Life by the Brook
A self-guided outdoor tour of Uniacke Estate Museum Park
Follow the Lake Martha Loop trail, starting at the Welcome Board.
- Welcome board in parking lot
- Post Road, white gate
- Post Road, beside field
- Bridge over the brook
- Path along Lake Martha
Welcome to “Mount Uniacke”, built in 1815 as the summer home of Richard John Uniacke. The name refers to his grandfather’s estate in County Cork, Ireland. Uniacke was born in Ireland in 1753 and came to Canada at age 20, in 1774. He was a lawyer, politician, and served as Attorney General, working for the British government in Nova Scotia for 49 years. He married Martha Delesdernier and they had 11 children. After Martha’s death, he married Eliza Newton, with whom he had one son. This estate was owned by 4 generations of the Uniacke family. It was sold to the Province of Nova Scotia in 1949, including all original contents and 2500 acres. Learn more by reading the Welcome Board.
There were only 2 main roads in Nova Scotia in the early 1800s – one from Halifax to Windsor (this Post Road) and an offshoot to Truro. Mount Uniacke was a 4 1/2 hour carriage ride, or 2 1/2 hour sleigh ride in winter, from Halifax. It was the most notable landmark between Halifax and Windsor. In 1816 a regular stagecoach service began between Halifax and Windsor. It carried 6 passengers, who paid $6.00 each, return fare. Speed averaged 5 miles per hour. Horses were changed every 12 miles. Passengers were expected to walk in difficult areas.
Although Uniacke had visitors at his house, it was not a travel stop. There was one such stop in Mount Uniacke, at what was known as Pence’s farm (where the school is). This inn provided food and shelter for travelers and stabling for horses. Another stop for travelers was the Homestead Farm Inn on Etter Road.
The site of the village of Mount Uniacke was said to have been given to Norman Uniacke when his father died in 1830 and it remained in the family until 1859 when it was sold to Richard McLearn. McLearn developed the land by building his home and others around the railway. By 1858 there was a train from Halifax to Windsor (a 3 ½ hour journey).

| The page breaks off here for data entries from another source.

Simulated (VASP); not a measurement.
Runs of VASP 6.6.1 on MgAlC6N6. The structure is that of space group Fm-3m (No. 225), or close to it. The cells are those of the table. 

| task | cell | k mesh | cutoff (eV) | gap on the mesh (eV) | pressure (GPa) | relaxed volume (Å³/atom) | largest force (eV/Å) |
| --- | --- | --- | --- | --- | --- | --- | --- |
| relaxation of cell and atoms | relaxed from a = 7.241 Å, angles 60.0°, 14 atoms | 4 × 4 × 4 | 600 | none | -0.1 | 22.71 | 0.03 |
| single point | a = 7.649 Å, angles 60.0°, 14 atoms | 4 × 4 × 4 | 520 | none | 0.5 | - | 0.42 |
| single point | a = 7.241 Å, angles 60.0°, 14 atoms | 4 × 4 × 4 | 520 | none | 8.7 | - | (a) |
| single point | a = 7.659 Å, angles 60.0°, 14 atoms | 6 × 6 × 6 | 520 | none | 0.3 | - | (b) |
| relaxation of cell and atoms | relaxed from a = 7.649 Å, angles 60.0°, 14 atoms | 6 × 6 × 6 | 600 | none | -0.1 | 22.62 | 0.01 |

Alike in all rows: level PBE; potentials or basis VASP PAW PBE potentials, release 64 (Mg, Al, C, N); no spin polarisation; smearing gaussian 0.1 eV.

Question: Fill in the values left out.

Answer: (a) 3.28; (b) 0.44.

You are walking beside one of Richard John Uniacke’s main fields. Although he was primarily a lawyer and involved in politics, he had always had an interest in agriculture. By Uniacke’s own admission, only about 500 acres of his 11000 acres could be cultivated, but even this is an exaggeration. This area is about the poorest soil in all of Nova Scotia – it has a mixture of swamp, rock, acidic soil and forest. Uniacke still spent huge sums clearing land and trying to cultivate it. It was said that for every rock that Uniacke picked up, he put a dollar down.
Lord Dalhousie noted in 1817 that Uniacke was planting potatoes and sowing oats. He didn't believe much would grow there. Uniacke did have success with turnips.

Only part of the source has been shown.